U.S. manufacturing output unexpectedly fell in January and recorded its biggest drop since 2009 as cold weather disrupted production, the latest indication the economy got off to weak start this year.
Factory production fell 0.8 percent last month, the largest decline since May 2009, the Federal Reserve said on Friday. Output had increased 0.3 percent in December.
The Fed attributed the first decline in factory output to "severe weather that curtailed production in some parts of the country."
Manufacturing joined retail sales and employment in suggesting a step-back in growth early in the first quarter as cold weather takes its toll.
The drop in factory output and a 0.9 percent fall in mining weighed on overall production, which fell 0.3 percent in January, the biggest drop since April.
Production at the nation's mines, factories and power plants had increased 0.3 percent in December.
But freezing temperatures boosted demand for heating last month, causing utilities production to jump 4.1 percent.
Economists polled by Reuters had expected manufacturing output to edge up 0.1 percent and industrial production to rise 0.3 percent last month.

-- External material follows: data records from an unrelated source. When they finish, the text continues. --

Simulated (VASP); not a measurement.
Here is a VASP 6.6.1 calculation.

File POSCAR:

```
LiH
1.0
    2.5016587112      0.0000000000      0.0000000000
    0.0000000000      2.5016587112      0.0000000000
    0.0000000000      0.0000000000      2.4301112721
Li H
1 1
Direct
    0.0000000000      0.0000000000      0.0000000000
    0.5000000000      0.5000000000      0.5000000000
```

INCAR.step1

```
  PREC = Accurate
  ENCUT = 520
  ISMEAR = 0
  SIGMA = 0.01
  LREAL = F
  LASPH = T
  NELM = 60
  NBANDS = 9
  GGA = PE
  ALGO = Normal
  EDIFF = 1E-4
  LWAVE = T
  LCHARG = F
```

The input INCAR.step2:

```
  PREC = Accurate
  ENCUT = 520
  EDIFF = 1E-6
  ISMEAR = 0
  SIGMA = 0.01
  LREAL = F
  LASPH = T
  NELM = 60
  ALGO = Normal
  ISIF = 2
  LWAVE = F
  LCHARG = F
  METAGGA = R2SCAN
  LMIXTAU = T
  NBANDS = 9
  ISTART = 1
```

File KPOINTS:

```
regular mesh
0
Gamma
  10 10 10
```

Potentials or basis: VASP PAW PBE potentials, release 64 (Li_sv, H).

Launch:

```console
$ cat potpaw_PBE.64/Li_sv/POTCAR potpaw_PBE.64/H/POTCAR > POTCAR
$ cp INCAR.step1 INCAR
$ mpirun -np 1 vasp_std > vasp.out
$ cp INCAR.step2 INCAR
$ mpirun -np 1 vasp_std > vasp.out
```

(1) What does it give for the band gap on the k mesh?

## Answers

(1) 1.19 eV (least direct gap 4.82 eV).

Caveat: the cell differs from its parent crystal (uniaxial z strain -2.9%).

Last month, the amount of industrial capacity in use fell to 78.5 percent from 78.9 percent in the prior month.
Industrial capacity utilization, a measure of how fully firms are using their resources, was 1.6 percentage points below its long-run average.
Officials at the Fed tend to look at utilization measures as a signal of how much "slack" remains in the economy, and how much room growth has to run before it becomes inflationary.